Stony Brook, NY; Stony Brook University: Members of the Multilingual and Intercultural Communication Center (L-R) Agnes He (Professor of Asian Studies), Jiwon Hwang (Research Assistant Professor in Psychology and Lecturer in Asian & Asian-American Studies), Marie Huffman (Professor of Linguistics), and Ellen Broselow (Professor of Linguistics)
Agnes He, Jiwon Hwang, Marie Huffman and Ellen Broselow are all members of the Multilingual and Intercultural Communication Center, which is tackling the challenge of communication between undergraduate students and their instructors. PHOTO CREDIT: STONY BROOK UNIVERSITY.

A three-year study conducted at Stony Brook University will tackle the challenge of communication between native English-speaking undergraduates and their non-native English-speaking instructors.
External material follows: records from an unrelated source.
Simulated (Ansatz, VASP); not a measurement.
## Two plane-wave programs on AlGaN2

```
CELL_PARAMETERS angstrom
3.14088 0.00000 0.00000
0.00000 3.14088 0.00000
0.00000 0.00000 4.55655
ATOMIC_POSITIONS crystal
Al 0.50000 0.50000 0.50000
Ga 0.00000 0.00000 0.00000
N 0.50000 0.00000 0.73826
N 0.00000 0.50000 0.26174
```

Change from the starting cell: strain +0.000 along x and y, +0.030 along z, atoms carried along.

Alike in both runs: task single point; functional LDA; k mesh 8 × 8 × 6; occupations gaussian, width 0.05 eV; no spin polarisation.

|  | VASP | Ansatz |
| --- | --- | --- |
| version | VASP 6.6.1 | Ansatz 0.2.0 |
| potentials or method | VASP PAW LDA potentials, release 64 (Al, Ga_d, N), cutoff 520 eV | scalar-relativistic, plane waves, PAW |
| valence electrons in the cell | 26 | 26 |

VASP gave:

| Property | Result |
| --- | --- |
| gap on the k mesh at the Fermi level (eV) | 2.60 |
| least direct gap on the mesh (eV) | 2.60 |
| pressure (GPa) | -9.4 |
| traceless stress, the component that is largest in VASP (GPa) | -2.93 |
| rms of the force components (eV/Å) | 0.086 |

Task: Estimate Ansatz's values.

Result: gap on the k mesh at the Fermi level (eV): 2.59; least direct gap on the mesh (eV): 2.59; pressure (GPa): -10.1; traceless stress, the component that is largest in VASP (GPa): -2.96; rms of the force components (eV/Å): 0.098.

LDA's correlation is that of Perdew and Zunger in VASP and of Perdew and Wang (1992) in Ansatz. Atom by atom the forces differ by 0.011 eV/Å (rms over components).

Launching this year, “Communication in the Global Community: A Longitudinal Study of Language Adaptation at Multiple Timescales in Native and Non-Native Speakers” will analyze communication between more than 1,000 native English-speaking undergraduates and about 150 non-native English-speaking Ph.D. students serving as international teaching assistants, or ITAs, at Stony Brook.

The study is backed by a $1 million National Science Foundation grant.

“Based on our understanding in the public discourse, parents and students in the past have had complaints about teaching assistants, not necessarily their instructors and lecturers,” Agnes He, one of the researchers working on the study said. “That does not mean that those issues of communication are not important, but it’s just not something that has come to public awareness.”

Six researchers in the psychology, linguistics and Asian-American studies departments in the College of Arts and Sciences are analyzing this nationwide phenomenon: He, Jiwon Hwang, Susan Brennan, Ellen Broselow, Marie Huffman and Arthur Samuel.

Hwang is the principal investigator on the study, while Brennan was the lead grant author of the winning grant-writing team.

The project will gauge changes over time in communication between the undergraduates and ITAs in an attempt to reveal the factors that improve ITAs’ English skills over a two-year period and the factors that help American undergraduates adjust to foreign-accented speech.

Data over conversations, class sessions and semesters will be collected from the same individuals and compared in order to determine what can lead to better communication between native and non-native English speakers.

Ethnographic observations and interviews and linguistic analyses of spontaneous and elicited speech are among several methods of analysis that will be conducted. Pronunciation and perception of phonetic segments, as well as discourse cues and strategies will also be examined.

He herself arrived in the U.S. as an international student and was asked to teach English composition to freshmen. She observed that the problem was not so much her language skills, but rather how to teach writing because she was taught in a different culture and learned writing differently from American students.

“So the point being, even in the absence of a parent language barrier or difficulties, you will still have this issue of what constitutes normative academic language, academic modes of communication for the new arriving TAs,” He said.

Stony Brook students also voiced their opinions about the new study.

“I think a lot of the frustration is that undergraduates are paying for their education, and it’s kind of tough when you can’t understand your professor,” said Melinda Rucks, a third-year Ph.D. candidate studying geosciences.

“Some of them are really hard to understand during class time,” said sophomore computer science major Warren Wong, who suggested a training program for ITAs. “They’re really nice — well, some of them are really nice — but a lot of them are also non-responsive when you try to approach them. I think they’re not used to the culture.”

Chris Joseph, a sophomore health science major, noted the number of complaints he received from peers about foreign instructors.

“They can’t get Calculus A, for instance, because one of their professors doesn’t speak English, and they don’t know how to effectively communicate because he goes too fast,” he said. “So, it’s like he’s rushing all this material to them in a language they don’t even understand.”

As a teaching assistant for CSE 101, Introduction to Computers, senior computer science major Anand Patel thwarted the language barrier with his international students by drawing pictures.

“For computer science, we do a lot of drawings, like diagrams and stuff and draw it out for them, maybe write out a few things for them,” Patel said. “It’s much better than verbally communicating. Pictures help a lot because that’s universal in computer science.”

Nevertheless, images are not the only viable solution to communication difficulties resulting from language barriers.

This longitudinal study plans to improve communication between ITAs and American students. In addition, the results will offer new prospects for scientists to study, including language processing and the development of communicative strategies. Besides providing scientific data related to language and communication, the study will also enhance intercultural interactions beyond the college classroom.

“Me being a TA, I’m hoping people never had a problem with what I was saying, but for the most part, I guess it’s a good study to be done if it’s gonna help future students communicate better with the TAs,” Patel said.